While it’s probably overly pessimistic to say that a “perfect storm” is brewing in auto finance, it is true that some lenders are under increasing pressure on a variety of fronts, including higher loan losses from looser underwriting, plateauing car sales, the possibility of higher interest rates, and lower prices for used vehicles.
To keep revenues — and profits — growing in this environment, lenders are putting a variety of strategies into action. Many are taking steps to deepen their relationships with their existing dealers, but Skokie, Ill.-based Turner Acceptance Corp. is going one step further. The lender — who only works with independent use-car dealers — is helping its dealers deepen relationships with retail customers, said Andres Huertas, Turner’s director of direct and merchant lending.
“One of the things we do to differentiate ourselves is we work really hard to ensure that dealers keep their customers,” Huertas told AFN. “One of the most important assets a used-car dealership can have is their loyal customer base. Since independent dealers don’t have the budgets or the infrastructure for customer acquisition, they need to find partners that help them retain their customers.”
Most indirect finance companies don’t pay attention to customer retention because their only focus is on the current transaction, he added. “We do marketing campaigns in conjunction with the dealers, such as preapprovals,” he explained. “When the customer finishes paying off their loan, we refer them back to the dealer so they can upgrade.”
Another thing that Turner has focused on, that its competitors largely ignore, is speed of funding, Huertas said. “We’ve seen that the industry has been focusing on speed to decision, while the speed to funding has not changed much,” he said. “But it really doesn’t matter if you make your [credit] decision in 30 seconds instead of 30 minutes if you are unable to deliver the funds. A lot of technology systems are focused on expediting the decision, but we are able to expedite the funding of the deals.
Additionally, by catering to small dealerships, Turner is able to stay ahead of the competition because it has a more personal and intimate knowledge of what those dealers want, Huertas said. For many of its dealer clients, Turner acts as their “de facto F&I department” since some don’t have their own finance manager, Huertas said. They don’t get that treatment from larger lenders, who are more focused on automating the lending process.

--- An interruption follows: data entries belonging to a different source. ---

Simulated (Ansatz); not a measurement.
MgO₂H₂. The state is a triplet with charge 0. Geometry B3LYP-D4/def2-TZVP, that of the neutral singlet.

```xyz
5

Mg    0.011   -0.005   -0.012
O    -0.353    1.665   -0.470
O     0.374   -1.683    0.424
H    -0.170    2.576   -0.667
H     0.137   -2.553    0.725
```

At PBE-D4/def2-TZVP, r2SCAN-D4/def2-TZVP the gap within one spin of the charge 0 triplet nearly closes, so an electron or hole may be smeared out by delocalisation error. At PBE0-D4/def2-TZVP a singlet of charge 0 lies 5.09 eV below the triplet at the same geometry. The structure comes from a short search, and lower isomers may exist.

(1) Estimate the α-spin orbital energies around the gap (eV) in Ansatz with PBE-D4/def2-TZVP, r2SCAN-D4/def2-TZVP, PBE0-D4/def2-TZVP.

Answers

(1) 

“We view technology as a way to enhance the relationship with dealers but not replacing the way we relate to them,” Huertas said. “Many finance companies are becoming too system-centered but they’re not becoming customer-centered. They assume things that dealers want but they are not taking the time to ask the dealer what they want and expect. Listening to what the dealers want and understanding the bottlenecks in the lending process has been one of our top priorities this year.”